I cannot, for the freakin' life of me, fall asleep.
I also CANNOT stop listening to this song tonight.
Ugh. I've done something so stupid today, and I'm sure that's why I can't sleep. I'm way too emotional sometimes. I take things too personally. I always assume the worst. WHY? It doesn't seem to matter how small or big something is, I assume the worst, and think it's my fault. It's so weird. I'm always apologizing for myself, and I am SO sick of that. I have no need to apologize anymore. I feel like everything is my fault, and it manifests itself into Debbie Downer and Anna Annoying had a dumb, annoying downer baby named Stephanie.
This is something I desperately need to work on before everyone I know steers clear of me. Well, I lied. I don't ALWAYS take things personally, and I don't ALWAYS assume the worst. I think I'll internalize some of that stuff, and try not to let it show, but then I do. I'm sure it's so frustrating for whoever's on the receiving end of that. But sooometimes, people treat you not-as-good as you deserve, and theeeen it's the worst for you, because you're too sensitive, and too emotional, and you let their complete lack of respect or care hurt you. I'm so done, man.
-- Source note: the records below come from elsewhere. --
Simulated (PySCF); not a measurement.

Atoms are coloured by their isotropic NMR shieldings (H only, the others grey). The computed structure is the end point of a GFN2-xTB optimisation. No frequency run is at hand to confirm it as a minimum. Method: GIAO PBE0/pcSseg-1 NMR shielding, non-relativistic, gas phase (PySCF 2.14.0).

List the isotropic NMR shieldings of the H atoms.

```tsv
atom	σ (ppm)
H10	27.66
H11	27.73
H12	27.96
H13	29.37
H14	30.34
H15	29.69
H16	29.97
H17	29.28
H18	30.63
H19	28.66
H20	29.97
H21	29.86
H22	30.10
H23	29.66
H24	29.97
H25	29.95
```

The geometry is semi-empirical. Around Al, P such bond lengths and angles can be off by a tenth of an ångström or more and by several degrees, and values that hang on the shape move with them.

Anyway. I had another completely thrilling, exciting run today. I'm achieving new personal bests left and right. It's stupid, but I AM proud of myself. There are days when it takes A LOT of self-talk to get myself out there, moving. But, I've been very, very good about it since October, and that's special.
Seriously? This song is so good. You need to listen to my music reccommendations because I have good taste, and a friend with excellent taste in music who passes on the best shit to me.
Did you know I love swear words? That's something about me. I try to limit my use because a long time ago some guy told me listening to a girl swear makes her unattractive. I take the words of men to heart way too much. Like when my first high school boyfriend told me, "Only dykes play soccer." So, I quit playing. Ugh, idiot. Both of us! I know where that came from, but I wish I could fix it/change it. So, sometimes, particularly when I'm tired or stressed, the inner-sailor comes out, and every other word is F, S, B, A, and so on. Em-Effer is the best.
Mad at myself still. I wish I could vent about it, but it just seems like a terrible idea. If it weren't 12:36 a.m., I'd go run, but my luck, I'd get mugged/raped/killed. I live in Irvine, which means virtually nothing to most of the people reading this, I think, but... people don't get mugged, killed, or raped in Irvine. I wish I still knew how to write. I swear I used to be decent. People were going to offer me money (disgustingly low amounts of money) to write for their newspaper. That was another life though, dude.
Tomorrow night is my class with my male teacher. I may have already mentioned this, but I have the slightest of crushes on him. Older, smart, cute, and a little sarcastic. Good combo. I feel like the biggest idiot in this class because whenever he looks at me, or talks to me, I blush and giggle. I'm 28, people. I should have grown out of that.
I'm sorry my posts are usually super random. (See how I apologized again?!)
My conclusion to this is: I need to stop doing that! I don't need to apologize. I have WAY too many good things going on in my life to let something so stupid as today's event get me down. I'm telling myself to let it go. I need to let it go. It's completely pointless to hold on to.